I have the following string.
$data = "<meta charset='UTF-8'>
<meta name='keywords' content='your, tags'>
<meta name='description' content='150 words'>
<meta name='subject' content='your website's subject'>
<meta name='copyright' content='company name'>
<meta name='language' content='ES'>
<meta name='robots' content='index,follow'>
<meta name='revised' content='Sunday, July 18th, 2010, 5:15 pm'>
<meta name='abstract' content=''>
<meta name='topic' content=''>
<meta name='summary' content=''>
<meta name='Classification' content='Business'>
<meta name='author' content='name, [email protected]'>
<meta name='designer' content=''>
<meta name='reply-to' content='[email protected]'>
<meta name='owner' content=''>
<meta name='url' content='http://www.websiteaddrress.com'>
<meta name='identifier-URL' content='http://www.websiteaddress.com'>
<meta name='directory' content='submission'>
<meta name='pagename' content='jQuery Tools, Tutorials and Resources - O'Reilly Media'>
<meta name='category' content=''>
<meta name='coverage' content='Worldwide'>
<meta name='distribution' content='Global'>
<meta name='rating' content='General'>
<meta name='revisit-after' content='7 days'>
<meta name='subtitle' content='This is my subtitle'>
<meta name='target' content='all'>
<meta name='HandheldFriendly' content='True'>
<meta name='MobileOptimized' content='320'>
<meta name='date' content='Sep. 27, 2010'>
<meta name='search_date' content='2010-09-27'>
<meta name='DC.title' content='Unstoppable Robot Ninja'>
<meta name='ResourceLoaderDynamicStyles' content=''>
<meta name='medium' content='blog'>
<meta name='syndication-source' content='https://mashable.com/2008/12/24/free-brand-monitoring-tools/'>
<meta name='original-source' content='https://mashable.com/2008/12/24/free-brand-monitoring-tools/'>
<meta name='verify-v1' content='dV1r/ZJJdDEI++fKJ6iDEl6o+TMNtSu0kv18ONeqM0I='>
<meta name='y_key' content='1e39c508e0d87750'>
<meta name='pageKey' content='guest-home'>
<meta itemprop='name' content='jQTouch'>
<meta http-equiv='Expires' content='0'>
<meta http-equiv='Pragma' content='no-cache'>
<meta http-equiv='Cache-Control' content='no-cache'>
<meta http-equiv='imagetoolbar' content='no'>
<meta http-equiv='x-dns-prefetch-control' content='off'>";
I want to extract the values for the listed meta tags, including both name meta tags and httpequiv meta tags
This is where I'm at with this:
// explode the string by newline
$parts = explode("\n" ,$data);
// loop through each meta tag line
foreach ($parts as $part) {
// match inside the name attribute and the content attribute
preg_match("/<meta name=\"(.*)\" content=\"(.*)\" \/>/i", $part, $matches);
// returns "</pre><pre>Array()"
print "<pre>" . print_r($matches, true) . "</pre>";
}
I think there's something wrong with my regular expression.

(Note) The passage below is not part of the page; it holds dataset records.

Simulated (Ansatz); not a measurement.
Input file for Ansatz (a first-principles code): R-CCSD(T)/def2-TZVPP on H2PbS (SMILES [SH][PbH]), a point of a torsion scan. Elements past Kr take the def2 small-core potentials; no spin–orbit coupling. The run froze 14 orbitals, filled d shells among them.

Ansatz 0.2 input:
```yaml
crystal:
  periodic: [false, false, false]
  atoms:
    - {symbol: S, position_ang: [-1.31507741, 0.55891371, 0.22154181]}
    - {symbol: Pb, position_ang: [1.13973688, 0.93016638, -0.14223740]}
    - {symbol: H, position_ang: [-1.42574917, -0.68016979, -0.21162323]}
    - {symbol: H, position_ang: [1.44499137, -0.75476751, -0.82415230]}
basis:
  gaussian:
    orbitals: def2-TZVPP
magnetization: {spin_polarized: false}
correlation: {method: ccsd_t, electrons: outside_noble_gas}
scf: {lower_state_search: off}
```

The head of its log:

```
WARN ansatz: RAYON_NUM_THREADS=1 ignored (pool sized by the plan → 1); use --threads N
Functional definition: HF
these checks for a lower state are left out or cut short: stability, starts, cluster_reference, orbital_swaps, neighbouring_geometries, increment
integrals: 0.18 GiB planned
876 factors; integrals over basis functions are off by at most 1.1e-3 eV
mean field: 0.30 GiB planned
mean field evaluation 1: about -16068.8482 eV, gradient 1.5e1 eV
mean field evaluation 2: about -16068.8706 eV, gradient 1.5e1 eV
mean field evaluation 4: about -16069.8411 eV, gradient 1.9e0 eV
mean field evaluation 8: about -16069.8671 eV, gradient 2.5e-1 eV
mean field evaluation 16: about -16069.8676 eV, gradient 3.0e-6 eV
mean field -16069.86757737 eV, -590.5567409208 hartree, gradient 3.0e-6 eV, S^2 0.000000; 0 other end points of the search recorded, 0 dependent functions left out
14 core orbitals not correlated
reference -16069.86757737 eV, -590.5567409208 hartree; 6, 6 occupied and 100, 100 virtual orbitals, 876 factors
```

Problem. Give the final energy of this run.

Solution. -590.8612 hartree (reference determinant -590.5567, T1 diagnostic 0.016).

The atttributes using single quotes, not double quotes. The closing tag is not />
but >
without space:
preg_match("/<meta name='([^']*)' content='([^']*)'\s?\/?>/i", $part, $matches);
Explanation :
[^']* # get all data until ' is reached
\s? # with whitespace character (\s), or not (?)
\/? # with slash (/) or not (?)
Here is a version that use also double quotes, and multiple spaces:
"/<meta\s*name=['\"]([^']*)['\"]\s*content=['\"]([^']*)['\"]\s?\/?>/i"
-> online demo
But, it is always better to use a DOM parser to check HTML elements.